Two Heineken and three aspirin later and I'm beginning to feel human again after hoofing the hills and cobbled streets of Montmartre and Sacre Coeur, and then bussing back to the Latin Quarter and visiting what must be the most beautiful public space anywhere, The Jardin de Luxembourg. And, because we just don't know when to quit, we threw in a visit to the Pantheon, too.
Have I said that I love Paris, yet? We are staying in the Latin Quarter this year, and it is boisterous and active, and colorful. The streets are lined with sidewalk cafe after sidewalk cafe with cuisine from all over the world tucked into every nook and cranny.
But, Paris is also the Montmartre. And, here it has the feel yet of the small village that it once was before it was swallowed up by the continually expanding Paris. And, of course, Sacre Coeur majestically sits at the peak of Butte de Montmartre with all of Paris spread at its feet.

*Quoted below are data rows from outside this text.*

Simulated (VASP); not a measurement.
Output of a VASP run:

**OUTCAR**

Paris isn't all sweetness and light however, as we experienced today. The famous Moulin Rouge is in the Pigalle district of Montmartre and we decided to walk to it and see it for ourselves. Pigalle is historically the red light district of Paris and the boulevard we walked to get to the Moulin Rouge was lined on both sides with sex shops. Kind of tawdry.
Fortunately, the day ended with the beauty and grandeur of Le Jardin de Luxembourg. A crowded, and, yet tranquil, oasis several blocks from our hectic Latin Quarter area.
After 7 hours on our feet, we didn't for a minute think that it would be a good idea to sit at a cafe and rest a bit, oh no. Marching down the many blocks to the Pantheon we went. As we approached, we saw there was, because of the Bastille Day celebration, a military display in the plaza in front. As is the case in most national celebration, a shiny brass band was playing national songs.
We tore ourselves away from the music when we noticed that there was no line waiting to enter the Pantheon. Once again, we were fortunate to have a monument to ourselves.
There was a staircase at the end of the exhibit, a spiral staircase descending into the crypt, and since Arnie just loves going down small twisting staircases, down we went to the tombs. There in the alcoves were such French notables as Victor Hugo, Voltaire and Marie Curie.
As we get closer to our return, it seems that our appreciation of Paris continues to grow. We find ourselves wishing that we could remain here.